Estimating Entropies and Informations
02 May 2008 10:39
The central mathematical objects in information theory are the entropies of random variables. These ("Shannon") entropies are properties of the probability distributions of the variables, rather than of particular realizations. (This is unlike the Boltzmann entropy of statistical mechanics, which is an objective property of the microscopic state, at least once we fix our partition of the former into macroscopic states. Confusing the two entropies is common but bad.) The question which concerns me here is how to estimate the entropy of the distribution, given a sample of realizations. The most obvious approach, if one knows the form of the distribution but not the parameters, is to estimate the parameters and then plug in. But it feels like one should be able to do this more non-parametrically. The obvious non-parametric estimator is of course just the entropy of the empirical distribution, what one might call the empirical entropy. However, the empirical distribution isn't always the best estimate of the true distribution (one might perfer, e.g., some kind of kernel density estimate). For that matter, we often don't really care about the distribution, just its entropy, so some more direct estimator would be nice.
What would be really nice would be to not just have point estimates but also confidence intervals. Non-parametrically, my guess is that the only feasible way to do this is bootstrapping.

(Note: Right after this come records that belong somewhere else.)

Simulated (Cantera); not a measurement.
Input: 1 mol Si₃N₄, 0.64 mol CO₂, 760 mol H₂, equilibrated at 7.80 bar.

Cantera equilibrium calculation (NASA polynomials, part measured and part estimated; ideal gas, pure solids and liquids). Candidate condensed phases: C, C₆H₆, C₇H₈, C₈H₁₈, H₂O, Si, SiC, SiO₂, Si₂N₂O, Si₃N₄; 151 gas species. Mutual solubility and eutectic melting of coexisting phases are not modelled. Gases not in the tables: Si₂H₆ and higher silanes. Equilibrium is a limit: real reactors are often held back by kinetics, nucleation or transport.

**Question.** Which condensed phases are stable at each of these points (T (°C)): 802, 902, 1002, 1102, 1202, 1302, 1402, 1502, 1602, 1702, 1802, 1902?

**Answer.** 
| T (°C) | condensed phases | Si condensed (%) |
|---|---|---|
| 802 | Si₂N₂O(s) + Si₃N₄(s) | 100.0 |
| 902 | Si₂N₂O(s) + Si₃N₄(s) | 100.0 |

For finite alphabets, one approach would be to use something like variable length Markov chains, or causal state reconstruction, to reconstruct a get machine capable of generating the sequence. From the machine, it is easy to calculate the entropy of words or blocks of any finite length, and even the entropy rate. My experience with using CSSR is that the entropy rate estimates can get very good even when the over-all reconstruction of the structure is very poor, but I don't have any real theory on that. I suspect CSSR converges on the true entropy rate faster than do variable length Markov chains, because the former has greater expressive power, but again I don't know that for sure.
Using gzip is a bad idea (for this purpose; it works fine for data compression).
See also: Bootstrapping Entropy Estimates
- Recommended:
- Jose M. Amigo, Janusz Szczepanski, Elek Wajnryb and Maria V. Sanchez-Vives, "Estimating the Entropy Rate of Spike Trains via Lempel-Ziv Complexity", Neural Computation 16 (2004): 717--736 [Normally, I have strong views on using Lempel-Ziv to measure entropy rates, but here they are using the 1976 Lempel-Ziv definitions, not the 1978 ones. The difference is subtle, but important; 1978 leads to gzip and practical compression algorithms, but very bad entropy estimates; 1976 leads, as they show numerically, to quite good entropy rate estimates, at least for some processes. Thanks to Dr. Szczepanski for correspondence about this paper.]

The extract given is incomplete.